Removals are immediate at the index level — the chunks vanish from retrieval. Object-storage cleanup happens asynchronously.

## When to switch to linked mode

Managed mode is the simplest path and works well for the first few hundred MB of content per bot.

Switch to linked mode when:

- The same content powers multiple bots (one tenant, multiple deployments — internal-Slack-bot + public-help-bot answering from the same handbook).
- A non-bot team owns the knowledge (the legal team manages a ScaiMatrix collection of contracts; bots only read it).
- The corpus is too large for per-bot management (thousands of documents, terabytes of source material).
- You need fine-grained access control on chunks (ScaiMatrix supports per-document ACLs; managed mode treats the whole bot uniformly).

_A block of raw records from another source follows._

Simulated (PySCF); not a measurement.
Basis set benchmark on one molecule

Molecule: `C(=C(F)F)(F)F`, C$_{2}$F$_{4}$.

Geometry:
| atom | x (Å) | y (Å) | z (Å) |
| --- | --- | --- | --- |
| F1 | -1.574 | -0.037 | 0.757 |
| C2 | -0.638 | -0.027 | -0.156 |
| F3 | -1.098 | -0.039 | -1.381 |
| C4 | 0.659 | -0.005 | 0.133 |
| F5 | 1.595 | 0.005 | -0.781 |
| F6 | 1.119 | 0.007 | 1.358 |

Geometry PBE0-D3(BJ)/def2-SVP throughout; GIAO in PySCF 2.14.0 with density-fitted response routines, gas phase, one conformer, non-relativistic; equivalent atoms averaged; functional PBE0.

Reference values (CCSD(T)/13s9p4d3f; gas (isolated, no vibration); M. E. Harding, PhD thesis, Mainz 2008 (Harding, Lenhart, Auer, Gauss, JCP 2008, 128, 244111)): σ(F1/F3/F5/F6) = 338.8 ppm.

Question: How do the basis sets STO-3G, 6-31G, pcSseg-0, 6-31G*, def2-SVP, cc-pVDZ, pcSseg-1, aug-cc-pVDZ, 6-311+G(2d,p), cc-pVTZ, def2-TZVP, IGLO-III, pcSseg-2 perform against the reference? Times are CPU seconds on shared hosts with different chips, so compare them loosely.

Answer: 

## Supported document types

| Type | Notes |
|---|---|
| PDF | Most common. Tables and footnotes preserved; column flow detected. |
| DOCX | Headings preserved as semantic boundaries. |
| Markdown | H1/H2/H3 used as boundaries. |
| HTML | Stripped of nav/script/style; `<main>` preferred when present. |
| Plain text | Chunked by paragraph and sentence. |
| JSON / YAML | Treated as plain text — structured retrieval is not yet supported. |

For images of scanned PDFs (no text layer), OCR is performed automatically — quality varies with scan quality.

## Limits

- Single-document max size: 50 MB.
- Per-bot managed-knowledge cap: 5,000 documents (raise the limit through your account team for larger corpora).
- Per-chunk retrieval: maximum 50 chunks at chat time (you should aim much lower).
- Indexing timeout: 10 minutes per document. Larger documents are accepted but may need retry.